Connectionists: Call for Participation: SIGTYP 2020 Shared Task on the prediction of typological features

Fri Apr 3 11:51:00 EDT 2020

https://sigtyp.github.io/st2020.html

The SIGTYP workshop, co-located with the EMNLP 2020 conference in Punta
Cana (Dominican Republic), is offering a shared task on the prediction of
typological features. The shared task encompasses nearly 2,000 languages,
with typological features taken from the World Atlas of Language Structures
(WALS; Dryer and Haspelmath 2013).

To participate in the shared task, you will build a system that can predict
typological properties of languages, given a handful of observed features.
Training examples and development examples have already been provided (see
link below). All submitted systems will be compared on a held-out test set.

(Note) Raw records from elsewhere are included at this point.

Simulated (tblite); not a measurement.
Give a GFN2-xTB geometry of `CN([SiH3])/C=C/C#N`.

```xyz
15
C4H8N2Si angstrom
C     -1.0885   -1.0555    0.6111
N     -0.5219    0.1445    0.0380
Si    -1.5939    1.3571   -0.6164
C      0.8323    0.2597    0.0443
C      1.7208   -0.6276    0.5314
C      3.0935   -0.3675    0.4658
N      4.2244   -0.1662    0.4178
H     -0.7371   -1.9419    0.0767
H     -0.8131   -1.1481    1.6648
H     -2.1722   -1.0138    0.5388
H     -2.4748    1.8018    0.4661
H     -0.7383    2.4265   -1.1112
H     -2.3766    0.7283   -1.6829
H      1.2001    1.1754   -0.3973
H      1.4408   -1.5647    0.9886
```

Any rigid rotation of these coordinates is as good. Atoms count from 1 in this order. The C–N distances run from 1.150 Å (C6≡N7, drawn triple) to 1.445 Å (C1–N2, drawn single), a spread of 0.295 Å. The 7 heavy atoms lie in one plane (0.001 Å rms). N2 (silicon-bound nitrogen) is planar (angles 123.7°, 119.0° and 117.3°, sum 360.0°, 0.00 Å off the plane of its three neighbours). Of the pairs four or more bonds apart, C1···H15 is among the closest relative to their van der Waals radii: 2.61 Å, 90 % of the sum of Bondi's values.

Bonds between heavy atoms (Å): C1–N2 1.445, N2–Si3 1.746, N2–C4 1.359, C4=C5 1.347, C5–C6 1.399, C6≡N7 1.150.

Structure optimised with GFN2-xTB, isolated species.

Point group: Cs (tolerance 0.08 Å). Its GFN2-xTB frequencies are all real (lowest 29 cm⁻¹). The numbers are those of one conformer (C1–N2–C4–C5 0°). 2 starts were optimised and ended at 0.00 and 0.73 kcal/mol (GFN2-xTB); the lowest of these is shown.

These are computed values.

Moreover, you will be invited to describe your system in a system paper for
the SIGTYP workshop proceedings. The task organisers will write an overview
paper that describes the task and summarises the different approaches
taken, and their results.

*Important Links*

- Download Train and Dev data:
https://github.com/sigtyp/ST2020/tree/master/data
- Register for the Task! https://sigtyp.github.io/st2020-reg.html

*Important Dates*

- Training data Release: 26 March 2020
- Test data Release: 20 June 2020
- Submissions Due: 1 July 2020
- Writeup Due: 1 August 2020

*Description*

The typological features in WALS represent one approach to the
categorization of the languages of the world according to their linguistic
properties, e.g. in terms of their syntax, morphology, phonology inter
alia. One example of such a typological feature is the basic word order
feature. For instance, English is best described as a subject-verb-object
(SVO) language whereas Japanese is best described as a subject-object-verb
(SOV) language.

One major issue with WALS, however, is that it is both sparse and skewed in
terms of language-feature annotations. It is sparse in the sense that most
languages only have annotations for a handful of features, and skewed in
the sense that a few features have much wider coverage than others.
Luckily, such features often correlate with one another, which allows for
prediction of those features from others. For instance, languages where the
verb precedes the object tend to have prepositions, e.g. Norwegian, whereas
languages where the object precedes the verb word tend to have
postpositions, e.g. Japanese.

Although there is a significant amount of previous work dealing with
versions of this task (*Daumé III and Campbell 2017; Bjerva et al. 2019;
Ponti et al. 2019*), important design choices have been frequently ignored.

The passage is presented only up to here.